Do sub-stochastic matrices reduce the 1-norm of vectors?

Question

It is well-known that "stochastic matrices preserve the 1-norm of vectors, $||\mathbf{A}\vec{v}||_1=||\vec{v}||_1$". I am thus wondering whether sub-stochastic matrices (a square matrix $\mathbf{Q}$ with nonnegative entries so that every row adds up to at most 1) reduce instead the 1-norm of a vector, $||\mathbf{Q}\vec{v}||_1\leq ||\vec{v}||_1$...is there a proof of this, and under which conditions? This should be a well-known fact (or at least easy to disprove), but I have so far failed. Many thanks.

Answer 1

Suppose $Q \in \mathbb{R}^{n\times n}$ and $v\in\mathbb{R}^n$ have non-negative entries.

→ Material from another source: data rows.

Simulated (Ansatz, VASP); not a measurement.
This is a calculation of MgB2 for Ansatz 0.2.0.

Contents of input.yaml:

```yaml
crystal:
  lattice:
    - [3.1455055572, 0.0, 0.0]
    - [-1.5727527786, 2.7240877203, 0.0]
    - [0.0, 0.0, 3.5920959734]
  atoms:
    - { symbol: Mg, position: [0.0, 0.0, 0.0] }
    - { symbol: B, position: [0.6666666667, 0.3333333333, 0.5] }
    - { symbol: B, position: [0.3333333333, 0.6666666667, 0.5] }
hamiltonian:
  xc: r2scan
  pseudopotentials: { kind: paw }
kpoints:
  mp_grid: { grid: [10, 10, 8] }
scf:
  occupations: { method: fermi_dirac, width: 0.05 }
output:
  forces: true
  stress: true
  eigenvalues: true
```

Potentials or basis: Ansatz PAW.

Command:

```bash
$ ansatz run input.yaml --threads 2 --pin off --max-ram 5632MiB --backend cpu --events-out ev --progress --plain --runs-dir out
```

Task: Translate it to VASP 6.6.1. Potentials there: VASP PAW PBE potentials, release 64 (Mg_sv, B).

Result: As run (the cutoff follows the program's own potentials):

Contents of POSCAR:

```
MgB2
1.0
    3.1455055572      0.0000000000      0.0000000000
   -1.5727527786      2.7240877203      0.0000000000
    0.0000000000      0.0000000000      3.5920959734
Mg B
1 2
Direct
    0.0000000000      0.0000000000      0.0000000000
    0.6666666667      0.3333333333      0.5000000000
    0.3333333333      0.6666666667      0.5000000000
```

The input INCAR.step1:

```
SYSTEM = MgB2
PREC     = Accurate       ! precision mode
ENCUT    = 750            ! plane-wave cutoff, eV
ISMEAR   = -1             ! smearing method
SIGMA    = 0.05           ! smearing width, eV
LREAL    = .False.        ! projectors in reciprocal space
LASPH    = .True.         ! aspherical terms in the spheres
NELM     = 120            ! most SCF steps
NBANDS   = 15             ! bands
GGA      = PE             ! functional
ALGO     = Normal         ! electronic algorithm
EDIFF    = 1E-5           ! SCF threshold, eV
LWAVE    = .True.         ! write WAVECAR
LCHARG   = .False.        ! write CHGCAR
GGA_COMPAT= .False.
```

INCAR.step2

Observe, $$ Qv = \begin{bmatrix} Q_{1,1}v_1 + Q_{1,2}v_2 + \cdots Q_{1,n}v_n \\ Q_{2,1}v_1 + Q_{2,2}v_2 + \cdots Q_{2,n}v_n \\ \vdots \\ Q_{n,1}v_1 + Q_{n,2}v_2 + \cdots Q_{n,n}v_n \\ \end{bmatrix} $$

Then, using the assumption that $Q_{i,j} v_j \geq 0$, $$ \| Qv \|_1 = \sum_{i} \left| \sum_j Q_{i,j} v_j \right| = \sum_{i} \sum_j Q_{i,j} v_j = \sum_j \left[ v_j \sum_{i} Q_{i,j} \right] $$ Therefore, if the columns of $Q$ sum to 1, then $\| Q v \|_1 = \|v\|_1$.

If the columns of $Q$ sum to something less than 1 (what you're asking about), what does this tell you about how this new sum compares to the sum if the columns of $Q$ summed to 1?